Code It — Make It Move
By the end of today, you will…
- Write your first program using block code in the LEGO SPIKE app
- Make the motor spin forward, stop, and reverse
- Use a loop to repeat an action without copying blocks
- Each role contributes to making the robot move
Materials for Week 5
- SPIKE Essential kit with hub + motor + sensor connected
- Chromebooks with SPIKE app open (education.lego.com)
- Cable to connect hub
- Engineering notebooks
How block code works
Block coding is like giving step-by-step instructions to a robot. Each block is one instruction. The robot follows them top to bottom, in order. This is called a sequence.
3 things to know before you start
- Blocks snap together — if they won't connect, they're not compatible
- Run your program before making changes — the behavior may be different from what you expected, and observing it first helps narrow down what to adjust
- Change ONE thing at a time when testing — that way you know what caused the change
Activity: Put the sequence in order
Click the blocks in the correct order — 1st, 2nd, 3rd… Then press Check to see if you're right.
Teacher notes ▾
The quiz is meant to be done as a class on screen before students open the SPIKE app. Walk through Q1 together. Let students debate Q5 — there's a real-world reason you stop before reversing (it protects the motor).
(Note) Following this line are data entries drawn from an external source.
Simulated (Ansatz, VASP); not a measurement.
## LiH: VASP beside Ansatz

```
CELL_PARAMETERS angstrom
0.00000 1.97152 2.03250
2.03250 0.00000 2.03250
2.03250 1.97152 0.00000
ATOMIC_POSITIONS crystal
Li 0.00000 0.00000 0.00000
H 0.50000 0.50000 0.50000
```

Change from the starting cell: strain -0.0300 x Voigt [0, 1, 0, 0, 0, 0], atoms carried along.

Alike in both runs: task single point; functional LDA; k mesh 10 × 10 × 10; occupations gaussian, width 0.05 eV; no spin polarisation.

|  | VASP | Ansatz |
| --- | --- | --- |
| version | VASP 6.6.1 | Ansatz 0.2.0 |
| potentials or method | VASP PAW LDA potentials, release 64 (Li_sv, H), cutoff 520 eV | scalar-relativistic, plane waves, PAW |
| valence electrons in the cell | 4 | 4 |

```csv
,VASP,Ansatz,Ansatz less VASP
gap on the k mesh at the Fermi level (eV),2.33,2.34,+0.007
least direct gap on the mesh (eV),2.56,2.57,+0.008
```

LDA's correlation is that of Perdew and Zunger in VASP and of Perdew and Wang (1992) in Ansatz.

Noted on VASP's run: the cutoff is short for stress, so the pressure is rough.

This 5-minute discussion is worth more than 20 minutes of open coding time.
First programs
Technician leads coding. Operator handles the physical motor attachment. Driver plans what the movement should accomplish ("we need it to spin 2 rotations then stop"). Specialist documents each program version in the notebook.
Challenge 1
Open the LEGO SPIKE app (in Chrome at education.lego.com or the app). Connect the hub. Write a program that makes the motor spin forward for 2 seconds, then stop. Run it. Does it do what you expected?
Challenge 2
Now make it spin forward 2 seconds, stop, then spin backward 2 seconds. Run it. What happens if you remove the "stop" block between forward and backward?
Challenge 3 — loops
Make the motor do the forward-stop-backward sequence 3 times WITHOUT copying all the blocks. Use a loop block. How many total blocks do you need?
Challenge 4 — sensor
Add a touch sensor. The motor only starts when you press the sensor. What kind of block do you need? (Hint: it starts with "if")
Teacher notes ▾
The most common issue is the hub not connecting. Check that Bluetooth is on and the hub is turned on (press the center button). If the hub isn't found, try refreshing the page.
For Challenge 4, some teams will find the sensor block immediately; others won't. Rather than pointing to it, ask "what would you type into the search bar if you were looking for a block that waits for something to happen?"
Engineering notebook entry
Teacher notes ▾
The sketch-your-program prompt encourages students to think about their code structurally, which builds a deeper understanding of how the pieces connect.
This also supports debugging — having a visual reference makes it easier to spot where the logic may need adjustment.